Author: Adriana Beal
John Davis writes:
We’ve been looking at IAG’s BA Benchmark 2009 that deals with the impact of poor requirements practices on project and organisational success. Short of hiring a company such as IAG, how can we as BAs best help our organisation – or a client organisation for those of us in IT Services – develop more maturity in requirements definition and management?
Speaking from my experience working as a consultant for large organizations which frequently lack structure and discipline in requirements definition and management, making the case for a stronger business analysis practice is not as easy as one would expect. With the number of studies demonstrating how flawed requirements development processes generates all sorts of problems in software development projects (from scope creep to defects found at later stages compromising product quality and resulting in ballooning costs), it is somewhat surprising to see so many business leaders failing to recognize the value of consistently following a mature, disciplined business analysis process in their organizations.
One of the main reasons for this lack of understanding is that it’s not a simple task to connect improved process capability with better results in IT projects. Skepticism about the value of investing in process improvement remains not only for business analysis, but for other disciplines as well (software development, user experience, testing, etc.). Such resistance is understandable in light of the fact that many problems, from requirements volatility to implementation issues, can cause project failure even in organizations with excellent processes in place.

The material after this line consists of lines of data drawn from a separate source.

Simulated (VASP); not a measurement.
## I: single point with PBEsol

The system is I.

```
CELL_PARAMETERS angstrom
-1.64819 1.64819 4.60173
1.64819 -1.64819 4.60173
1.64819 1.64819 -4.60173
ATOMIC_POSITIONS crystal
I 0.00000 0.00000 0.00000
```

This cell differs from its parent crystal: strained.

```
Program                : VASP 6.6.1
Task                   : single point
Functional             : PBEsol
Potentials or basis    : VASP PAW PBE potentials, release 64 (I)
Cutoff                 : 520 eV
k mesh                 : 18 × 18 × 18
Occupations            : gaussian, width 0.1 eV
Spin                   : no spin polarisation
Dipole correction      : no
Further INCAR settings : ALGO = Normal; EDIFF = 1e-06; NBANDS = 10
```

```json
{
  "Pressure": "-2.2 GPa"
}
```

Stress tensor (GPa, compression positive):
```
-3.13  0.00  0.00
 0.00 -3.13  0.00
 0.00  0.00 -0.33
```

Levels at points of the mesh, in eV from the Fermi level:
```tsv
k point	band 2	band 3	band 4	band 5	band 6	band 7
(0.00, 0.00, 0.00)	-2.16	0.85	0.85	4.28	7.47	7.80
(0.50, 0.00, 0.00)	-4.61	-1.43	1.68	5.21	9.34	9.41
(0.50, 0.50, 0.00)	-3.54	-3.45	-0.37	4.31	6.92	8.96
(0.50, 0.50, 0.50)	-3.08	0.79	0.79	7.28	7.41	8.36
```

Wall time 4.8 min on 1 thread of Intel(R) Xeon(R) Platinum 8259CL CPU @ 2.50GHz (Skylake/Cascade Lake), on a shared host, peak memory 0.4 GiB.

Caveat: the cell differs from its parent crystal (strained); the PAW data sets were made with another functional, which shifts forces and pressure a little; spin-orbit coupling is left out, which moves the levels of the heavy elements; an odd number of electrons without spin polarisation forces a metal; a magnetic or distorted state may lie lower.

What can a BA do to help overcome the resistance to change? A conversation with senior management about current project issues is a good starting point. Is your company missing commitments? Suffering from late delivery of software products to the market? Experiencing last-minute crunches, or too much rework? By focusing on existing project shortcomings, and the range of expected results that can be achieved by following a better requirements process in terms of cost, schedule, functionality and product/service quality, it is possible to raise awareness, obtain the necessary support in the form of sponsorship, and secure the resources needed to start a process improvement effort.
Once the initial resistance is overcome, what should be done next? A good first step would be to get management and the BA group thinking of what needs to change. A reference guide such as the BABOK can be used to facilitate the process of answering the question: “What is the real situation here?”. In order to improve its requirements practices, organizations may need to work in several directions: processes, planning, training, technology, relationships and coordination with other disciplines, measurement. Disciplined change is important, as well as approaching the problem iteratively, like a series of projects that break the work down into smaller, more manageable pieces, so that inefficient or defect-prone BA activities are identified and replaced or revised in a consistent, effective manner.
There is a lot to be discussed about developing a true business analysis discipline and establishing an effective BA practice that supports the need for both stability and continued improvement. I hope to continue to develop this topic in future articles.